Carole Howell, a 75-year-old retired BBC librarian living in Solihull, says she has to keep her lights on, even during the sunniest of summer days, because her neighbour's conifer trees have grown so enormous that they are blocking out the light.
The Daily Mail reported that the trees (not the ones pictured) were planted in the 1980s, and are now 50 feet tall. They run the length of the border between her house and the one next door. She said she had repeatedly asked her neighbours to trim the trees over the past 30 years, but they had refused, and that her retirement was being blighted by the problem.

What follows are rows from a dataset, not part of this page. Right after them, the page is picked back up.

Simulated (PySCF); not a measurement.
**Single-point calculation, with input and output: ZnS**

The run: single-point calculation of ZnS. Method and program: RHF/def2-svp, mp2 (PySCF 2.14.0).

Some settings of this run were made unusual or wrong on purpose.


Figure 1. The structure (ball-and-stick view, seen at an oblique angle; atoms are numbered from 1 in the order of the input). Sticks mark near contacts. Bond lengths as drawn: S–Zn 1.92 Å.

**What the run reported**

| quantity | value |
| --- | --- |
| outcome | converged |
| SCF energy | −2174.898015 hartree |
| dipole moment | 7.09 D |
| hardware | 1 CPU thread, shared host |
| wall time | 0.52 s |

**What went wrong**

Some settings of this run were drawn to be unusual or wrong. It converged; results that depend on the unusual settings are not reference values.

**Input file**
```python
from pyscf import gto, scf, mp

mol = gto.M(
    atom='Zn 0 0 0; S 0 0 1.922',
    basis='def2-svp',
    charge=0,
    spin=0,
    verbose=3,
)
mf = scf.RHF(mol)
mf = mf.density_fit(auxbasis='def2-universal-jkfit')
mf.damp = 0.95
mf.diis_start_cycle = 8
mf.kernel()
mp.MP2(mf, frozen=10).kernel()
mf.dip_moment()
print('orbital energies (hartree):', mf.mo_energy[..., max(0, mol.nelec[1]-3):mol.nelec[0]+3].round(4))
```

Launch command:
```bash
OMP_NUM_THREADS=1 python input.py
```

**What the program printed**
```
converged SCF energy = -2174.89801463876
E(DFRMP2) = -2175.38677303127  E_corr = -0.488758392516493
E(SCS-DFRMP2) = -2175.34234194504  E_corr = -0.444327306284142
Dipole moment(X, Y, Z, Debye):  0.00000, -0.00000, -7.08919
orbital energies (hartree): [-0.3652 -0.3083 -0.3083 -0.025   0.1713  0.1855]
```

Howell does have some rights, because in 2005 rules were introduced regarding the height of hedges and lines of trees. Evergreens planted like this, and more than 6 and a half feet tall, are subject to the rules. However, Howell says she cannot afford to pursue her neighbours using this legislation, because the local authority charges £500 to inspect the hedge.
She's not alone
Howell is unlikely to be particularly comforted by the fact rows over trees are surprisingly common, and even when they end up in court, they can rumble on to become stressful and expensive.
Even celebrities are not immune from tree-related rows. In May last year we reported that Fiona Fullerton had been given permission to chop down two huge Cypress trees in the garden of her new house in Cheltenham. She explained that she was taking the step because the trees had become dangerous - and she was planting new ones that would be in keeping with the area, but the neighbours told the papers that they felt it was an act of vandalism.
Another expensive tree row took off in November 2012, when one man was fined £125,000 for chopping a neighbour's tree down. The tree was blocking the view from his new hot tub and sun deck, and while his neighbour was away on his honeymoon, the tree was mysteriously chopped down. The courts found him guilty, and he was ordered to pay the court £125,000 - to account for the increase in the value of his property from his illegal act.
But perhaps the most extreme example went to court in 2002, when a couple trimmed a hedge beside their property. It had been the subject of a long-running dispute, and the couple had received a court order stopping them from trimming it. So when they broke the court order, they were jailed for 28 days. They were in court again the following year, after having done it again, but the judge decided not to jail them a second time.